|Some Tool Porn from my chest.|
It is often seen on blogs, websites, even woodworking magazines, to refer to someone, in a pejorative manner, who has nice tools.
There was even a recent episode of the Woodwright's Shop where St. Roy jokingly accused The Schwarz of being a tool snob because he had a Spofford brace in his tool chest.
I am not sure where this curious attitude comes from, because most woodworkers would rather use a premium new handplane rather than one of the cheap, Asian knock-offs.
Don't get me wrong, I am 100% in favor of making your dollar go farther, especially in today's economy.
But, I am 200% in favor of passing up buying crappy tools. To me, crappy tools are those tools which get in the way of pleasant woodworking. I think many beginners think that it isn't the tool, it is their lack of skill and quit woodworking due to lack of decent tools.
I have an extremely small woodshop. It is about 10 feet by 12, and contains a lot of household storage. I simply don't have room for tools that don't earn their keep.
Am I a gazzillionaire that has no where else to blow money than at Lie-Nielsen? No. I am a humble public servant with a modest income.

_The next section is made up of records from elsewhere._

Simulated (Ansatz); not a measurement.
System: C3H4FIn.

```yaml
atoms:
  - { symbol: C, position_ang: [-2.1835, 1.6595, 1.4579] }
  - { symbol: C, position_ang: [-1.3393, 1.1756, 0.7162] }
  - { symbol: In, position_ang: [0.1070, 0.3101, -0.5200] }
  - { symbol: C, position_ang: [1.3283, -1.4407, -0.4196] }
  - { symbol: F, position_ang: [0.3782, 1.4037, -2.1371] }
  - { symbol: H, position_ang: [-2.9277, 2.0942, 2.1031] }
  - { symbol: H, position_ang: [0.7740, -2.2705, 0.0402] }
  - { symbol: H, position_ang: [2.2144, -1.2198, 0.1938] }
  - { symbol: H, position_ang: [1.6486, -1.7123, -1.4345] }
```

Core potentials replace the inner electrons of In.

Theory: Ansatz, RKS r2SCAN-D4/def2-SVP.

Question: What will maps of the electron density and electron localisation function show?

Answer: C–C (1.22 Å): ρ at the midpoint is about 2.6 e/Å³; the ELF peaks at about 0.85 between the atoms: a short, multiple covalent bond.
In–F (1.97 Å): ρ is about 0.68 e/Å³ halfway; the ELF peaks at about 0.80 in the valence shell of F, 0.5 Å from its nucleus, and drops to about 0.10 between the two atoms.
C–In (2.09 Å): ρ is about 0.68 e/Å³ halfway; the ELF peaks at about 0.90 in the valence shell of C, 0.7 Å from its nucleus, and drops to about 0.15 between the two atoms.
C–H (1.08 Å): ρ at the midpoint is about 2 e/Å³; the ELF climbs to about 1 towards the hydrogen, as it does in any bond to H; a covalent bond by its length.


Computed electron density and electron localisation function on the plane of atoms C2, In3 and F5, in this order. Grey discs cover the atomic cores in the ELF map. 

Then how do I have such awesome tools?
I'm glad you asked!
The main trick, is to know what you need. I operated for a long time buying what I wanted, and wound up with a lot of tools I never used. Once I read "The Anarchist's Tool Chest" a whole new world was opened up to me. There are certain tools that are vital and more important than others.
Once I learned this, I was able to begin thinning out the dreck (although I am still working on it). Also, I came to the realization that a tool that you use every day for the next 40 years becomes fairly inexpensive, even at full retail. Paul Sellers calls them "Lifetime Tools." $300 is a lot of money for a brand new plane compared to five bucks for a rusted junker you found at your neighbor's garage sale. That is, until you try to use them.
If it really is a tool you use often, it works out to pennies a day.
The trap is the double ended side rabbet gizmo you think you couldn't possibly cut sliding dovetails without. I have a tool like this that i have never used. That one is expensive. I want to use tools, not find room to store a collection.
Here are a couple tips on getting some fantastic tools in your tool chest:
1) Don't compromise. Don't get an Anant plane because the catalog shows it being 1/5 the price of the Lee Valley that you really want. You will upgrade at some point. Save money by doing it from the start. Worst comes to worst, you can sell a good plane on eBay for nearly the price you paid for it.
2) Stick to a budget. Many of the tools I have I purchased with my "tool fund." This is a small amount of money (agreed upon by SWMBO) set aside every month for the purchase of new tools. I might have to save up for a year for a new plane, but that is OK. Once I have it, it will likely stay in my chest forever.
3) Old, used tools are OK. In fact, many old tools are better than what is offered today. I dare you to find a new brace and a set of bits that can touch mine, which only cost a few bucks from a used tool dealer. A reputable dealer will even help you weed out the good stuff. You might need to learn a bit to rehab an old tool, but for the most part it is worth it. There is a lot of great advice on the internet regarding this.
4) Make your own tools. You are a woodworker, after all. Marking and measuring tools, planes, jigs, workholding (including a proper workbench). All these are things that can be bought, but can be made often just as well.
5) Learn how to cut joints with the tools you already have. Perhaps this is one of the more important of all. Don't think that you need a mortise chisel and a router plane to cut a mortise and tenon. Many oldtimers made fine furniture with only a chisel and a saw. You can, too. You might find that you make these joints so seldom you might not need those tools. Or, you might make so many that you can justify the expense. Your choice, but the basic skill is important for you to learn.
In fact, this all goes really well with what I call the Basic Tool Kit. Click on the label at the end of this post if you are intrigued. There are a few tools that you need to get started. From there, you might be able to better determine the next tool you need.
Whatever you do, make sure you get a tool you won't have to replace. It is cheaper in the long run that way, and you will have the benefit of those nice tools not getting in the way of enjoyment from your woodwork.
Whether you spend lots of money on your tools or not, be a Tool Snob and make sure the tools you buy will stay in your chest forever.